Now that Mexico’s ruling right-of-centre National Action Party (PAN) has chosen Josefina Vazquez Mota as its candidate for the July 1 federal election, the Mexican people can stand back and assess how her public security strategy compares to those of the other two candidates: Andres Manuel Lopez Obrador of the left-leaning Party of the Democratic Revolution (PRD); and Enrique Peña Nieto of the Institutional Revolutionary Party (PRI).

Of particular interest is how any strategy will tie in with US policy, and to what extent new approaches will be informed by the aggressive tactics assumed by PAN president Felipe Calderon. We are only now entering into the heat of a six-month campaign; much can happen, and though Peña Nieto is the clear favourite at present, he has stumbled of late, and Ms. Vazquez Mota will likely get a boost from her recent win. Lopez Obrador, running third in the polls, could also see a surge if he can transfer his rural base into urban support.

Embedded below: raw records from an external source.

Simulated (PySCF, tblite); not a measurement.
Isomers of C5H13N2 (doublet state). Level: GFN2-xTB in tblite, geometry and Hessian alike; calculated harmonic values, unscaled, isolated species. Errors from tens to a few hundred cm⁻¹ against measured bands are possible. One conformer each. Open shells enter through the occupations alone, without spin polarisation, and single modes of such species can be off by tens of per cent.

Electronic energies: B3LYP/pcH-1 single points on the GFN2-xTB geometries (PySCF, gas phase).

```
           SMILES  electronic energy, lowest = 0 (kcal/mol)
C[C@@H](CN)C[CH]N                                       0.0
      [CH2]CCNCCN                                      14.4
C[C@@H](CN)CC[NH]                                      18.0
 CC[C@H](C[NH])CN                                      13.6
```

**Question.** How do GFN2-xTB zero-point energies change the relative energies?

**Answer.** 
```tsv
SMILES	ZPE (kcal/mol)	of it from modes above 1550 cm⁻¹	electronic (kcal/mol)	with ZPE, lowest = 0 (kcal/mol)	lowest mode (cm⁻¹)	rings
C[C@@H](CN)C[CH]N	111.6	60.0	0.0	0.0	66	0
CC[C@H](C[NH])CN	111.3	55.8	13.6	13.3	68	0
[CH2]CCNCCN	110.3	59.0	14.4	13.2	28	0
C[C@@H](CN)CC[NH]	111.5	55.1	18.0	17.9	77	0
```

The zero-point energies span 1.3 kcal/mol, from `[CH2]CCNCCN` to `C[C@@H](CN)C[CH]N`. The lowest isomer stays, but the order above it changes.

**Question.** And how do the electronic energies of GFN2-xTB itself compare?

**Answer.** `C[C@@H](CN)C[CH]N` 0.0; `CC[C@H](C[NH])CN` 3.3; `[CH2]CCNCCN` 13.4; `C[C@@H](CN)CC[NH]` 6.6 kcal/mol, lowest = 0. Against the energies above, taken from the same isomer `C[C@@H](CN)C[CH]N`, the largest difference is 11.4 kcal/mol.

Below is an assessment of the three candidates’ security platforms, and what the implications might be for the Mexican people and for Mexico-US relations.

Andres Manuel Lopez Obrador (PRD)

Lopez Obrador has been a firm critic of the tough, militarized approach pursued by Calderon. He has promised an even application of the law, proposing improved care for victims and an emphasis on the protection of human rights. Practical suggestions include a single police command that will gradually assume security operations in areas that are now under the control of the Army and Navy, as well as a single intelligence agency tasked, in part, with tracking criminal financial networks.

The PRD leader has said that the training of this new police force will emphasize civic and moral values. Lopez Obrador has also said that he is committed to salary and benefits increases for police officers throughout the country – hardly a new suggestion in Mexican politics. All in all, he has come up with ten proposed actions, but one main theme: organized crime cannot be combated as long as, due to its absence or its own actions, the government itself is culpable in the erosion of human rights.

Lopez Obrador has also thrown down a gauntlet to the United States by claiming that as president he would firmly reject any intelligence activities by US agencies, including the introduction of arms or money. This would halt the activities of CIA operatives and agents with the Drug Enforcement Agency (DEA); it would also, of course, ban the use of unmanned drones.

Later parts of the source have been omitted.